Question here, when the employee exercises his options, he is considered to have income and owes taxes to the government. Who paid him that income?

Another question here, the company could have in theory sold those shares at the market price. The company isn't getting as much as it could realize so it's on the losing end of this proposition. It's, in theory, buying a happier employee (yeah, right) but it's still paying.

What if a company were to buy back all its shares (ok, it has a lot of money in the bank) and then distributes all those shares at a lower price than it bought them for to its employees. What happens to shareholders then? All the money in the bank that went out to buy those shares and then those shares are distributed to employees at a lower cost?

It's nonsensical as far as I can see it. There's a real cost here whether it's actual cash that's not realized or dilution. What am I missing in this argument?



To: Kirk © who wrote (16359)8/1/2002 7:58:26 PM
From: Skeeter Bug  Respond to of 42834
 
**My problem with the way they want to expense options with the BS model is it is like saying the extra bedroom in your house is an asset that you COULD rent out so if you let your brother-in-law live there for free, then you should call it income even if he pays you nothing for it (i.e. no cash flow).**

actually, it is like having someone stay in the room for "free," but he spends $500/month month taking the owner out to dinner every month.

the govt would rightly think this is income...

if companies buy back optioned stock, they can expense that cost.

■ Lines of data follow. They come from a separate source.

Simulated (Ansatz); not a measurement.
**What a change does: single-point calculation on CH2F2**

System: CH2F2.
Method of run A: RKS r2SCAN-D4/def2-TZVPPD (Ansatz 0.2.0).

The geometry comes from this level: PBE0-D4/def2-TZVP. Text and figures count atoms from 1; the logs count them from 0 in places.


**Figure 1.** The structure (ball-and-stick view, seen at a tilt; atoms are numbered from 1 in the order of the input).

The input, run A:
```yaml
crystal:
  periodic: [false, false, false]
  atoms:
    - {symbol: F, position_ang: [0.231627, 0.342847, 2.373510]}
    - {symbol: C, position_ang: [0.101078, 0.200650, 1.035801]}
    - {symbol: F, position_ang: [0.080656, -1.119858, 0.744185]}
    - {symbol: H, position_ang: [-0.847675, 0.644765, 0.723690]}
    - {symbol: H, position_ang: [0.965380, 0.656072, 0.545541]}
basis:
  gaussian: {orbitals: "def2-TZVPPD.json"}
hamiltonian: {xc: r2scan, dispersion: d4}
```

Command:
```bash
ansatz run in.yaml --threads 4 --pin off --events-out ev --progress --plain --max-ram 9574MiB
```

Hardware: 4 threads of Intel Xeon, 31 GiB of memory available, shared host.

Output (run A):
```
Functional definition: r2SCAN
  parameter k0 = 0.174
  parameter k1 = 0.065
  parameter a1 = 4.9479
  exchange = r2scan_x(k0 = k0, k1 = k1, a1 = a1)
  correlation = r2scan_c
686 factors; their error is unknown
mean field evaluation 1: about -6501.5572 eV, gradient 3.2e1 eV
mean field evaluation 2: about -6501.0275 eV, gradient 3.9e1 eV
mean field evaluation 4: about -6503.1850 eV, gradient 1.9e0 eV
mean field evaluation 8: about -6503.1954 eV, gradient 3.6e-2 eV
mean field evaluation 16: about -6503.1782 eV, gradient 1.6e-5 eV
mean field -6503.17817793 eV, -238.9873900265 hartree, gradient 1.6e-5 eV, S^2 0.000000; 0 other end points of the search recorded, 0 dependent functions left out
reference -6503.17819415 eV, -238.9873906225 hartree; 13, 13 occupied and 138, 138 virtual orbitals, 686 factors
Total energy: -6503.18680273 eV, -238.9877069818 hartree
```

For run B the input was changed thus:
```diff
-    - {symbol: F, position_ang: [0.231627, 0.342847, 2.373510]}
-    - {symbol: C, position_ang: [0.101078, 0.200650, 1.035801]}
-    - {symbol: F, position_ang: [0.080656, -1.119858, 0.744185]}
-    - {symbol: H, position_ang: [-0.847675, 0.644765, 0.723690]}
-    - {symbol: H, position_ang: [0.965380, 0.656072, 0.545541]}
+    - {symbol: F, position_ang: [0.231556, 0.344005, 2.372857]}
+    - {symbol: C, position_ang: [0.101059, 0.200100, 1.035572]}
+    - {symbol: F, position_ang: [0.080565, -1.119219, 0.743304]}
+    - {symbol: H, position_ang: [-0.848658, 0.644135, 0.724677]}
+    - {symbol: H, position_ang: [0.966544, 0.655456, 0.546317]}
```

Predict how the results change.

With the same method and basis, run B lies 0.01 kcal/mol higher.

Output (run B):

To: Kirk © who wrote (16359)8/1/2002 8:40:57 PM
From: Boca_PETE  Respond to of 42834
 
Kirk: re:(" What I'd like to see is a more clear way to show the cash flow of the options ")

In the annual reports of all companies, financial statement footnotes always provide a table (shares and weighted average price) reconciling outstanding stock options outstanding for three years as follows:

Outstanding - Beginning of Year
Granted
Exercised
Restored
Forfeited
Outstanding - End of Year

For each year's total cash received from Exercised Options, multiply applicable shares by the average exercise price.

Cash benefit from stock option related tax effects is buried in Current Income Tax Expense - net (since it is not required to be separately disclosed).

The dilutive impact of potentially exercisable outstanding options is sometimes separately disclosed in the required financial statement footnote that analyzes the computation of Diluted Earnings Per Share and reconciles that to Basic Earnings Per Share. Problem is that Basic Earning Per Share includes the dilutive impact of options previously exercised that have increase the outstanding shares.

RE: ("exercising options is actually a POSITIVE cash flow event for the companies ")

Reporting a "Stock Option Grant Expense", which implies NEGATIVE CASH FLOW, is absurd because the stock option process ONLY results in POSITIVE cash flows to the company(cash received upon employee exercise of the option - sale of share to the employee, and, cash income tax benefits received related to stock options). I can see you are amongst the few who fully understand this undeniable fact.

P :-)



To: Kirk © who wrote (16359)8/2/2002 3:52:28 PM
From: sat2000  Read Replies (1) | Respond to of 42834
 
I don't pretend to know beans about options or accounting. That being said I got a question. Why can't a standard method be adopted for all companies to treat employee stock options? Until this is done how can the average Joe six-pack investor evaluate various companies treatment of options? If one company agrees to expense them when exercised and another when granted and another not at all (as long as they can get away with it) how can a apples to apples comparison be made?

Would it work to require that when options are granted the company buys warrants or what ever is appropriate for the time frame, they at that time pay the premium and count that as an expense for that Quarter?